The importance of staying up-to-date with the ever changing legal landscape cannot be understated.  Attorneys who fail to maintain a current understanding risk participating in improper convictions which, once entered, become infinitely more difficult to correct.

This necessity applies equally to the judiciary and state with the importance thereof being on full display in In re J.D., 3rd Dist. Seneca No. 13-19-51, 2020-Ohio-3225.  In 2017, J.D., a twelve-year-old child, was adjudicated delinquent for engaging in sexual conduct with a nine-year-old child and placed on probation with a suspended ODYS sentence.  In 2019, the state moved to impose the suspended sentence alleging that J.D. had failed to successfully complete court-ordered programming.

The problem, however, was that J.D.’s original conviction was void as a result of the Ohio Supreme Court’s decision in In re D.B., 129 Ohio St.3d 104, 2011-Ohio-2671, issued six years prior to J.D.’s conviction, which had held the application of R.C. 2907.02(A)(1)(b) where both children are under the age of thirteen to be a violation of due process and equal protection.  Specifically, where children under the age of thirteen engage in sexual conduct, each child is both a victim and an offender making enforcement against just one child arbitrary and discriminatory. 

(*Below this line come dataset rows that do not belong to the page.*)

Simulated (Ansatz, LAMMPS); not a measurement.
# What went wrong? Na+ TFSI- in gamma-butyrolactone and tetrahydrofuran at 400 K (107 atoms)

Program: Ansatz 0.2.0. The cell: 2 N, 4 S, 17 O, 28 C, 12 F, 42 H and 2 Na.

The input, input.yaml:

At the time of J.D.’s 2017 adjudication, the trial court, prosecution, and defense were operating under mistake of law which led to a “fundamental error in the acceptance of J.D.’s admission.”  Although J.D. originally sought to correct this error through a petition for post-conviction relief, the Third District reframed the relevant issue as a motion for withdraw or vacate, noting that J.D.’s admission and adjudication were void.  It followed, then, that the suspended ODYS sentence could not be imposed.

Attorneys defending alleged criminal conduct should always strive to stay abreast of the evolution of law in order to ensure zealous and accurate representation in all cases.